The PASC18 Organizing Team wishes you a happy holiday season and looks forward to welcoming you to Basel from July 2–4, 2018. In this bulletin, we announce the “interdisciplinary dialogue” plenary session at PASC18, our partnership with ISC High Performance and the proximity of our events in 2018, and remind you of upcoming submissions deadlines.
Interdisciplinary Dialogue – The Colourful Theory, and Visible and Invisible Matter in the Universe
The interdisciplinary dialogue is a novel plenary session that we introduce this year for the first time in the PASC Conference Series program. The aim is to provide a relaxed and engaging forum where the audience, representing various scientific disciplines, can gain insight into the research of a specific domain. To this end, the session takes the form of an “interview” between two prominent computational scientists from two different disciplines.
For the interdisciplinary dialogue at PASC18, Professor Petros Koumoutsakos, a computational science researcher from ETH Zurich, will interview Professor Constantia Alexandroufrom the University of Cyprus about her domain of expertise – quantum chromodynamics. Many – if not most – fields in physics employ high performance computing (HPC), yet quantum chromodynamics (QCD) might be the premiere example of an area very difficult to understand outside of the field. In this dialogue, Constantia and Petros will look at what computational QCD achieves through the use of HPC, contextualizing it within a more general discussion of modern-day scientific computing. They will attempt to answer such questions as, “How do we ‘compute’ theory?” and “Will future computers change the way that theoretical physics ‘experiments’ are performed?”
Chromodynamics helps us understand our universe
The strong interaction is one of the four forces describing complex phenomena in the evolution of the universe from the quark gluon plasma formed just after the Big Bang at the birth of the cosmos to the formation of neutron stars. The bulk of visible matter in the universe is due to the strong interaction and understanding its properties requires the solution of quantum chromodynamics (QCD), a relativistic quantum gauge theory exhibiting confinement and asymptotic freedom properties that distinguish it from the other known theories. Solving QCD is carried out through large scale simulations using the largest supercomputers such as Piz Daint at the Swiss National Supercomputing Centre and Titan at Oak Ridge National Laboratory. Recent progress in algorithms and access to larger computers have led to deeper understanding of the strong interactions, such as resolving the thirty-year-old puzzle of the spin of the proton and providing input for probing dark matter in the universe.
Biography
Constantia Alexandrou is Professor of Physics at the University of Cyprus and Institute Professor at the Cyprus Institute. She holds a BA degree in Physics from Oxford University and a PhD in Theoretical Nuclear Physics from the Massachusetts Institute of Technology. She held research positions in Germany and Switzerland before joining the University of Cyprus. Her field of research is the study of the strong interactions using large-scale simulations of quantum chromodynamics. She is the Director of the Computation-based Science and Technology Research Center of the Cyprus Institute and coordinator of two Marie Skłodowska-Curie European Joint Doctoral programs in Computational Science.

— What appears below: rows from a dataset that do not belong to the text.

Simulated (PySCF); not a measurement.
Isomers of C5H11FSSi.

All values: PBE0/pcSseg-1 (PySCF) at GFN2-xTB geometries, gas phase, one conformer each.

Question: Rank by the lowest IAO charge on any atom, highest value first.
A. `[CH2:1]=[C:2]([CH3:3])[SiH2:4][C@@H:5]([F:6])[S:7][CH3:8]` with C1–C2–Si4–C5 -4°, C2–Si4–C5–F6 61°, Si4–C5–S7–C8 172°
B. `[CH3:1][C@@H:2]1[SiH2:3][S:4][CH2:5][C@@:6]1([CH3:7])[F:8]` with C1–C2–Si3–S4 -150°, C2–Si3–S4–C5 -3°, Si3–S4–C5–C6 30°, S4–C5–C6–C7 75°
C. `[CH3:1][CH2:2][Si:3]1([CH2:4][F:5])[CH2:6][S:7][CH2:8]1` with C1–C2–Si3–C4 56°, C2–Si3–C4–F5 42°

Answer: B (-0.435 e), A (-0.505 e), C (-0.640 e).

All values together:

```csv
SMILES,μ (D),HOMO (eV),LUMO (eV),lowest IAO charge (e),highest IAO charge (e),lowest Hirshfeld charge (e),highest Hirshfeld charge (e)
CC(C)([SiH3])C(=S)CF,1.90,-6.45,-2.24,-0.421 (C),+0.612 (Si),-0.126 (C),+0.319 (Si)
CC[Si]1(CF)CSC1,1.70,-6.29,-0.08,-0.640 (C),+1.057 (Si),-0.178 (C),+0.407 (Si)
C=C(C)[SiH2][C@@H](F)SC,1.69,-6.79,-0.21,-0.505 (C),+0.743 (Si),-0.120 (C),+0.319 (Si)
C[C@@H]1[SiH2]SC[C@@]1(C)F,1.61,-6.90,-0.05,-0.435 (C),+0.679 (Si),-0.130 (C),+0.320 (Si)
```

Further information on this session is available at: pasc18.pasc-conference.org/program/interdisciplinary-dialogue/
Call for submissions reminder: deadlines are rapidly approaching!
We would like to remind you that the deadlines for minisymposia and papers submissions are rapidly approaching.
Minisymposia: January 7, 2018
Papers: January 19, 2018
Posters: February 4, 2018
We look forward to receiving your contributions through the conference online submissions portal, and would be grateful if you could forward this information to colleagues and collaborators.
Event partnership between ISC 2018 and PASC18
ISC High Performance and the PASC Conference are pleased to announce that ISC 2018 and PASC18, two major events in the European HPC ecosystem, are scheduled back-to-back at the end of June and beginning of July 2018.
From June 24 – 28, 2018, ISC High Performance will embrace a range of subject matter that is critical to the development of high performance computing. The conference will also present you with the latest industry trends, networking and partnership opportunities. Join over 3,500 attendees and 150 exhibitors in Frankfurt, Germany. Visit the ISC conference website.
The following week, we welcome you to Basel, Switzerland, for PASC18. Frequent, direct train services link Frankfurt to Basel in less than 3 hours.
Don’t miss the opportunity to combine the two events. ISC High Performance and PASC look forward to welcoming you to Germany and Switzerland for thought-provoking technical sessions and additional networking opportunities.
ABOUT PASC18
PASC18 is the fifth edition of the PASC Conference series, an international platform for the exchange of competences in scientific computing and computational science, with a strong focus on methods, tools, algorithms, application challenges, and novel techniques and usage of high performance computing. PASC18, co-sponsored by the Association for Computing Machinery (ACM), will be held at the Congress Center Basel in Basel, Switzerland, from July 2 to 4, 2018.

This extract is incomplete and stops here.